Floodplain harvesting is a major threat to the health of rivers and wetlands. It involves landholders building earthworks and dams to divert water running across the land away from natural waterways and into private dams for irrigation use. There has been a huge increase in the number and volume of private water storages in the past decades. The practice of floodplain harvesting may be illegal, but there has been no serious enforcement. 

The NSW Government is currently seeking to regulate floodplain harvesting by issuing a new type of licence to legalise the practice. While there should certainly be regulation of this area, there is great concern that an unsustainable amount of water will be allocated in these new licences, the regulations will allow up to 500% of an allocation to be taken in one year, and there are no guaranteed targets for downstream flows.

Floodplain harvesting diverts a huge volume of water away from our rivers into private dams, and handing out new licences without proper safeguards, sustainable limits and guaranteed downstream targets will be repeating the mistake of overallocation of water that has already damaged the Murray-Darling Basin.  

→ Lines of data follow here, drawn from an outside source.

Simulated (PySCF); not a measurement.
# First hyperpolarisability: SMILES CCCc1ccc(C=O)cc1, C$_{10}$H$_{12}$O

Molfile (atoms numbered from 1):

Many of our wetlands, floodplain environments, and lakes, and all the animals and plants they support, rely on regular flood events.  To allow irrigators to take up to 500% of a licence allocation in a single year is a recipe for disaster and will see important floodwaters stolen from the environment and downstream communities.  

The Darling-Baaka River is like the trunk of a huge tree. The tributary rivers of the Darling-Baaka are like the branches. They are where the Darling-Baaka gets it water from, like a tree receives its energy through its branches. 

Because the branch tributaries of the Daarling-Baaka span from the from the Paroo in the west all the way around to the Macquarie-Wambuul in the South East, the Darling Baaka is used to getting flows all year around. The Western and Northern tributary rivers are fed by summer monsoonal rains, and the Macquarie-Wambuul catchment by winter rain. 

Floodplain harvesting is severing the branches of the Darling-Baaka, and is a major reason why the mighty river dying from the bottom up.  

Floodplain harvesting does most of its damage by stopping the medium sized floods and large local rain events that would normally pulse through the tributary rivers and into the Darling-Baaka in between big flood events. 

The practice of floodplain harvesting has taken off since the mid-nineties, with reports showing growth by almost two and a half times. This growth correlates with the demise of the ecological condition of the Darling-Baaka. The 2019 Natural Resources Commission review of the Barwon-Darling water sharing plan called the Darling-Baaka an ‘ecosystem in crisis’, and pointed to the need for floodplain harvesting to be meaningfully reigned in.  

Floodplain harvesting is most likely not legal. Lawyers from the NSW Department of Industry, Planning and Environment provided the Water Minister with advice saying that on the balance of probabilities, taking water without an access licence would not be lawful.  

Floodplain harvesting takes water from the first flows after a drought, denying the environment and First Nations Peoples’ right to water downstream, which is in contradiction to the priorities of the Water Management Act and the Murray Darling Basin Plan.  

The NSW government know they have to licence floodplain harvesting, however instead of reducing the level of take the proposed regulations will be locking in and legitimising the current significant volumes taken.  

The irrigation industry has grown very large, wealthy and influential off this free harvest of floodplain water – while the environment and downstream communities have been in sharp decline, that will end in complete destruction if floodplain harvesting is not radically reduced.  

There must be an assessment done of the cumulative environmental impact floodplain harvesting has had over the last thirty years, so that we know the real cost of floodplain harvesting.